Elon University has adopted a new global strategic plan aimed to maintain and expand its national reputation as a leader in global education, which includes its 18-year recognition as #1 in study abroad by the Institute of International Education.

“The plan will continue to further Elon’s commitment to comprehensive internationalization, to ensure that all students graduate with the global perspectives, knowledge, cultural awareness, and humility needed to thrive in today’s world,” according to the Isabella Cannon Global Education Center.

In 2011, Elon introduced a draft of a plan to improve global education. Until now, the university did not have any global strategic plan in place. The 2011 drafted plan laid out the groundwork for what is seen at Elon today, according to Dean of Global Education Nick Gozik. This included the development of the Global Neighborhood, the introduction of a Global Experience course and a commitment to 100% access for study abroad.

Through the new plan, Elon will expand and utilize existing university partnerships, developing new meaningful international connections for faculty, staff and students to develop more global perspectives.

The plan also includes the redesign of the Elon global website, in order to create a more dynamic and international hub for related news and stories of members of the Elon community and university partners. 

Ensuring that global programming is accessible to all Elon students is a key factor of the new strategic plan, regardless of background, identity or area of study.
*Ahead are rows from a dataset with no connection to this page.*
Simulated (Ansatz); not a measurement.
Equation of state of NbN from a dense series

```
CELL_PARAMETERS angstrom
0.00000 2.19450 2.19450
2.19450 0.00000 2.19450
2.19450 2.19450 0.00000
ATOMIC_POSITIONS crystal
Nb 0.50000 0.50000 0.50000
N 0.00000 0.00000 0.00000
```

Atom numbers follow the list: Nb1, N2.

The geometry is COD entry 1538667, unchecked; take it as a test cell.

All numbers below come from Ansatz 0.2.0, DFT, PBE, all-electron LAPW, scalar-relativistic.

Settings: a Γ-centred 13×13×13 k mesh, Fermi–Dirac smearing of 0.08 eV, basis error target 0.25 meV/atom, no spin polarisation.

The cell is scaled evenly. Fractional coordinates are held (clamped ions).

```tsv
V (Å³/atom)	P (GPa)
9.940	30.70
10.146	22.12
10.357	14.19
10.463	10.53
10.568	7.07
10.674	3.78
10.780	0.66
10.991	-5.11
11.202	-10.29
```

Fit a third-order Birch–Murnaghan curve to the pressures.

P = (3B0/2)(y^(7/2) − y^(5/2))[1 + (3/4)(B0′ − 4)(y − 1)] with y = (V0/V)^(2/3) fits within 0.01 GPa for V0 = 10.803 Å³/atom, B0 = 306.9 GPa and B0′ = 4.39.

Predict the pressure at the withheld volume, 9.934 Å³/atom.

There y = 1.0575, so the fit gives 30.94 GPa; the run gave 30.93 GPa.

“The current plan picks up where the previous left off, with the goal of ensuring that Elon remains at the forefront of global education,” Gozik said.

Senior global student ambassador Emma Russello studied away from Elon during her entire junior year through the Elon in New York program and to Dublin, Ireland. She emphasized the importance of abroad and study away programs being accessible to every student, regardless of their major or background. 

“I feel like some students think they can’t go because of their major,” Russello said. “Making it more accessible is good to make sure that everyone is aware that they have the opportunity to go abroad.”

Opportunities for students to learn about study abroad and global programs are crucial, according to Russello. The new global strategic plan highlights the availability of resources and advising for students to learn about study abroad and global programs.

“I don’t think there was a lot of that when I was going abroad, and I was very nervous,” Russello said. “I would have loved to talk to somebody that had gone abroad before, but I didn’t really know the resources for that.”

Elon aims to attain a 90% student participation rate of undergraduate students in study away, including study abroad and Study USA, according to the GEC.

“One of the top reasons students come to Elon is for study abroad,” Gozik said. “We would be doing a disservice to our students if we did not prepare them well for a much more interconnected world.”

Some of the goals of the new global strategic plan include:

  • Create additional opportunities for students to deepen and reflect on their study away experiences and integrate what they learn off campus into their studies at Elon.
  • Ensure that global programming is accessible to all Elon students, regardless of background, identity, or area of study.
  • Deepen on-campus curricular and co-curricular offerings to incorporate a greater global focus and to further internationalize the curriculum.
  • For undergraduate students, augment academic advising across all four years to include a global perspective.
  • Create a new Elon-led overseas program/center, based on Elon’s strengths of engaged, stacked learning experiences designed to reinforce each other, with the goal of developing a new model for global education.
  • Further develop support systems and structures for both the dynamic and changing needs of the international community and anticipated growth among international students.

To Elon, global is not just something that happens when students are abroad for a semester or Winter Term. 

“Global begins when they first arrive on campus and continues until graduation and beyond,” Gozik said. “It is hard to imagine that any graduate today will not be required to work with people who are different from them. They will need the types of skills that are gained from global education, including knowledge of other cultures, adaptability, language proficiency and intercultural awareness.”

Elon’s new global strategic plan is designed to further develop support systems and structures for both the dynamic and changing needs of the international community, and one of Elon's goals in the future is to increase the number of international students accepted. Right now, Elon has more than 400 international students out of 6,402 undergraduate students. 

“The new plan is ambitious, asking us to both deepen and expand global initiatives,” Gozik said. “Elon has designed a space to integrate the global initiatives that have already taken place while providing support for students, faculty and staff — including the international community and those who have been historically marginalized and underrepresented.”

Elon’s goal is to ensure that international students have a smooth transition into the school and its culture. 

“They do a good job really welcoming international students,” sophomore Sakura Kawakami, who was born in Japan and has lived in Australia and Dubai, said. “They made the transition easier, from living abroad to coming and adopting American culture.”

The plan also emphasizes and encourages a more global mindset, welcoming all people from any background with open arms. 

“I think it's really important for all students to have a global world view, where they not only understand their world view from one perspective from a little area,” Kawakami said. “It's important to understand different world views, and I think that's what international students can bring; they can bring another perspective.”